SA Roadtests
South Africa
ctjag8
This is the home of automobile road tests in South Africa. I drive South African cars, SUVs and LCVs under real-world South African conditions. Most, but not all, the vehicles driven are world cars as well, so what you read here possibly applies to the models you get where you live.
My most recent drive is on the home page. Archived reviews and opinion pieces are in the active menu down the left side. Hover your cursor over a heading or manufacturer's name and follow the drop-down.
Boot and plaque pics by author
The numbers
Base price: R1 217 595
Edition 1 pack: R175 000
Other extras: R208 900
Price as tested: R1 601 495
Engine: M-B M177, variant E40DEH LA AMG
Specs: 3982 cc, chain driven quad-cam, 32-valve, V8 twin-turbocharged
Power: 375 kW between 5500 and 6250 rpm
Torque: 700 Nm between 1750 and 4500 rpm
Zero to 100 km/h: 4.0 seconds
Top speed: 250 / 290 km/h (governed)
Real life fuel consumption: About 12.3 l/100 km
Tank: 66 litres
Boot (without spare): 435 litres
Warranty and maintenance: 6 years / 100 000 kmThe marksman’s way: Get completely comfortable. Regulate your breathing. Compensate for wind and distance. Take up the slack in trigger movement. Exhale fully, holding your breath at the bottom of the down stroke. Squeeze gently.

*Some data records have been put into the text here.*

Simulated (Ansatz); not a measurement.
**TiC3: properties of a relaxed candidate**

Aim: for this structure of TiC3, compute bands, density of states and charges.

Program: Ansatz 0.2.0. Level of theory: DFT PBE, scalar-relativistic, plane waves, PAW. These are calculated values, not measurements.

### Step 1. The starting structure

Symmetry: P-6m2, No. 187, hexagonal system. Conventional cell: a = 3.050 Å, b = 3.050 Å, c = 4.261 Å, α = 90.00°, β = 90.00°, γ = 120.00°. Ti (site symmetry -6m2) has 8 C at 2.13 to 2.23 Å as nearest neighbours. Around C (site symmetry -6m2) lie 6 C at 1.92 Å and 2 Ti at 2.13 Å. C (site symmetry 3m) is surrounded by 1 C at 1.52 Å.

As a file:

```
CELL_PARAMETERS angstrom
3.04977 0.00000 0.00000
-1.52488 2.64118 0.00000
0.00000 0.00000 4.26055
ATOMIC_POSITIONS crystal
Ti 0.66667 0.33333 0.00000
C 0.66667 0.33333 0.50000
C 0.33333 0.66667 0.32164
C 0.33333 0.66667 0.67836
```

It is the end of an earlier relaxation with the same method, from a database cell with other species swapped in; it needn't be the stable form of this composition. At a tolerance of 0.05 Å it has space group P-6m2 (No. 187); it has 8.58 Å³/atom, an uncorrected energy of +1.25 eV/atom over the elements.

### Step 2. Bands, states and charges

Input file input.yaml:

Depending on target, distance, bullet size and load, the objective will be either punctured tidily or destroyed completely.
With the Mercedes-AMG C63s, things are a little different. Sitting comfortably and correctly, the way your advanced driving instructor showed you, is an obvious prerequisite. Beyond that, adrenaline probably rules.
The “trigger” is the one down in the bottom right hand corner. Mash it in deep and the car gathers speed gut-pinchingly quickly, reeling in distant horizons faster than you can imagine and that’s just in Comfort mode. Sport, Sport Plus and Race do it quicker.
The effect it has on your vision, your pulse rate and your bank balance depends mostly on innate skill, training, traffic volume, roadway engineering, surface conditions and pure dumb luck. If Officer Friendly zaps you, you will be poorer and make headlines. If you run out of talent - or a pedestrian, livestock or solid object intervenes, you will make radically different headlines. You and your precious possession, and possibly that of others, will be the objects destroyed.
“Oh, I will only use that speed and acceleration on a proper race track,” you say. Forgive us for being a tiny touch dubious: What race track and when? There is no racing formula for million-buck V8s in South Africa. And if there was, would you really take your 1.2-bar pleasure machine, then strip it and race it amongst a bunch of hooligans who have their own particular ways of clearing unwanted traffic? We wouldn’t either.
But we do understand that sinfully raw power, perfect symbiosis of machine and roadway, rumbling V8 mechanical symphony and sharply delicious agony, sizzling from gonads to gut, can be addictive. And it makes every Rand spent exquisitely worthwhile; with bragging rights thrown in. Apart from that, it costs about a third as much as a Ferrari, so bang-for-buck is covered as well.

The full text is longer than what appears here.